SW Weenies: Ready for CMT?

← Back to Stories (view on slashdot.org)

Posted by Hemos on Monday June 13, 2005 @01:20AM from the step-on-up dept.

tbray writes "The hardware guys are getting ready to toss this big hairy package over the wall: CMT (Chip Multi Threading) and TLP (Thread Level Parallelism). Think about a chip that isn't that fast but runs 32 threads in hardware. This year, more threads next year. How do you make your code run fast? Anyhow, I was just at a high-level Sun meeting about this stuff, and we don't know the answers, but I pulled together some of the questions."

2 of 378 comments (clear)

Min score:

Reason:

Sort:

Re:how much for the best of both worlds? by InvalidError · 2005-06-13 02:51 · Score: 4, Informative

Hardware threading has been mainstream for more than two years in the form of HyperThreading.

Simultaneous Multi-Threading is a CPU's ability to concurrently execute mixed instructions from multiple threads. Intel's HT simply 2-ways SMT.

Chip Multi-Threading is a CPU's ability to hold execution states for multiple threads, executing instructions from only one of them at a time unless the chip is also SMT.

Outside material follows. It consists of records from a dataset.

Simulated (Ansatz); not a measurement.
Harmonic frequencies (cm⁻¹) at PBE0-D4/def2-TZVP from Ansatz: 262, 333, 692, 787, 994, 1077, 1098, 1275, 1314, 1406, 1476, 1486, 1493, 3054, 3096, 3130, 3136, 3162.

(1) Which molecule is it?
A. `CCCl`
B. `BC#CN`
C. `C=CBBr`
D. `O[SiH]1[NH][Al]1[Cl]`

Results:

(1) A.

In Sun's case, the mid-term plan is to eventually offer 8-ways SMT with 32-ways CMT: the CPU can hold states for up to 32 threads and have in-flight instructions from as many as eight of them.
Why the future of SMT is bleak by spockvariant · 2005-06-13 04:54 · Score: 5, Informative

I'm a researcher working on high performance computing and have used various configurations of Simultaneous Multithreading (aka Hyperthreading aka CMT) (Intel Xeon, IBM POWER5). The result is always the same - at the end, memory latencies and OS overheads kill most of the gains of instruction level parallelism coming from SMT. Look at it this way - the typical latencies of operations on most modern processors are of the order of 1 nanosecond, whereas DRAM latencies are of the order of 200ns. As long as you can't do anything about this latency, there's no point in cutting down on processing times. There's a very nice paper in this year's ACM SIGMETRICS that gives real experimental data to illustrate this fact - http://www.cs.princeton.edu/~yruan/XeonSMT/smt.pdf The paper shows that the speedups obtained using SMT in practice are meagre. The reason that the simulation results coming from the original UWashington research on the subject - http://www.cs.washington.edu/research/smt/ - looked far better was their use of unreasonably large caches in their simulations, and that they completely ignored the OS overhead of enabling SMT - which is non-negligeable - and is a thing that has been pointed out often on the Linux Kernel mailing list as well.